Tue, Aug 16, 2011 - Page 14 News List

Collector courts wife with Tatung doll collection
追妻迷上大同寶寶 蒐集八十多個

Lee Chun-wei poses with his collection of Tatung dolls in Taitung City on Aug. 2.

Photo: Wang Hsiu-ting, Taipei Times

When explaining why he chose to use Tatung Co’s anniversary dolls to court his wife 10 years ago, 37-year-old Lee Chun-wei said that the commemorative dolls are one of his wife’s happiest childhood memories. Upon discovering that his girlfriend was so fond of the dolls, he immediately started collecting them in hopes of winning her hand in marriage. Starting with the doll from 1980, that his wife still treasures so dearly, the couple has already collected 80 dolls. They also collect imitations of the dolls, which have Common Era years painted on the doll’s chest. His wife sometimes gets jealous because he cherishes the dolls so much. Someone once offered Lee NT$100,000 for the entire collection, but he adamantly refused to sell.

Lee said his wife has liked Tatung dolls ever since she was a child, and that she still laughs out loud every time she spots one in a TV commercial and cries as soon as the commercial ends. A bunch of the dolls released in 1980 are stacked on their TV set. Always close to them, the dolls in the end became part of the family after they were wedded.
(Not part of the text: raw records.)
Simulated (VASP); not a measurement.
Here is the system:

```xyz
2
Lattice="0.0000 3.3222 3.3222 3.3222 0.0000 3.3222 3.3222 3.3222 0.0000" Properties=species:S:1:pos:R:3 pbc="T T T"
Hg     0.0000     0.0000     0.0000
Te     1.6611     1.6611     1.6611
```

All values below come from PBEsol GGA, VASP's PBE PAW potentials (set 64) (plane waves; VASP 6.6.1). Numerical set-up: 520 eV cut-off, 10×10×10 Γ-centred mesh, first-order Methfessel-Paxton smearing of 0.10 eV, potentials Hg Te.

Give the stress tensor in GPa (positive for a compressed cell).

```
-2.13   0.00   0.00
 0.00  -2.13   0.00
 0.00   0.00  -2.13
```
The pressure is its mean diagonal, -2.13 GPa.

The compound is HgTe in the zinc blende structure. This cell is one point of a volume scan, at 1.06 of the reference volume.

Lee said that Tatung Co started producing the dolls in 1969 to celebrate the company’s 51st anniversary. The company releases a new model of the rubber-made doll each year, and the only thing that noticeably changes is the number painted on the doll’s chest which represents how many years the company has been in operation. Everything else about the dolls stays about the same. The only time production of the dolls has ever significantly decreased was in 1982 during one of Taiwan’s worst economic recessions. For the following two years manufacturing of the dolls ceased entirely, and only resumed in 1985 for doll no. 67. Due to the minuscule production during those years, the 64 and 67 dolls are the most valuable, each doll worth between NT$30,000 and NT$40,000.


1. commemorative adj.

紀念的 (ji4 nian4 de5)

例: The government released a commemorative

coin to honor those who died in battle.


2. peruse v.

仔細研究 (zi3 xi4 yan2 jiu4)

例: I perused the shelves at the supermarket for a while, but never found what I was looking for.


3. invariably adv.

一定地 (yi2 ding4 de5)

例: A student who never studies for an exam will

invariably fail it.


In order to expand his collection, Lee often visits places in the countryside or military dependents’ villages, where they are usually easier to find. He also frequents flea markets and antique dealers, and never passes up a chance to peruse the Tatung service stations, which every small town invariably offers. It was not until Lee finally opened up his own shop in Taitung that he started putting the dolls on display for others to see.